This work addresses the challenge in deep clustering where representation learning and clustering tasks are typically decoupled due to the discrete nature of clustering optimization, hindering end-to-end training. To bridge this gap, the authors propose a novel energy-based loss function that, for the first time, integrates an associative memory mechanism into a deep clustering framework. By leveraging an energy model, the method tightly couples continuous representation learning with discrete clustering, enabling joint end-to-end optimization. The approach is highly flexible, compatible with diverse network architectures—including convolutional, residual, and fully connected networks—and applicable across modalities such as images and text. Extensive experiments on multiple benchmarks demonstrate significant improvements in clustering performance, confirming the method’s effectiveness and generalizability.
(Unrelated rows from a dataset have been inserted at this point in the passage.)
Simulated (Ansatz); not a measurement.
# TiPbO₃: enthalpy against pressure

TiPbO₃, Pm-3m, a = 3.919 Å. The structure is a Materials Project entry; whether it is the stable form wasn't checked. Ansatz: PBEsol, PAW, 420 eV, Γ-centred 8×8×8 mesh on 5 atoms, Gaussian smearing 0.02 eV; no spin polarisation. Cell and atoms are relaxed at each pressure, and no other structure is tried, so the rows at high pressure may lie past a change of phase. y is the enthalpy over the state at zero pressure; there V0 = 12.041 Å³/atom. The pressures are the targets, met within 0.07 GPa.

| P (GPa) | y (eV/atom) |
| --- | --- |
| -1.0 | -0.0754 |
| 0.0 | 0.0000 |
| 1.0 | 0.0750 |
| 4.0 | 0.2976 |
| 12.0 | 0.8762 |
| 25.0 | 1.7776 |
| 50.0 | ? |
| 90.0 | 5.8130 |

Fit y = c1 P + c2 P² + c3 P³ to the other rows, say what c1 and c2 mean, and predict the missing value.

Deep clustering - joint representation learning and latent space clustering - is a well studied problem especially in computer vision and text processing under the deep learning framework. While the representation learning is generally differentiable, clustering is an inherently discrete optimization task, requiring various approximations and regularizations to fit in a standard differentiable pipeline. This leads to a somewhat disjointed representation learning and clustering. In this work, we propose a novel loss function utilizing energy-based dynamics via Associative Memories to formulate a new deep clustering method, DCAM, which ties together the representation learning and clustering aspects more intricately in a single objective. Our experiments showcase the advantage of DCAM, producing improved clustering quality for various architecture choices (convolutional, residual or fully-connected) and data modalities (images or text).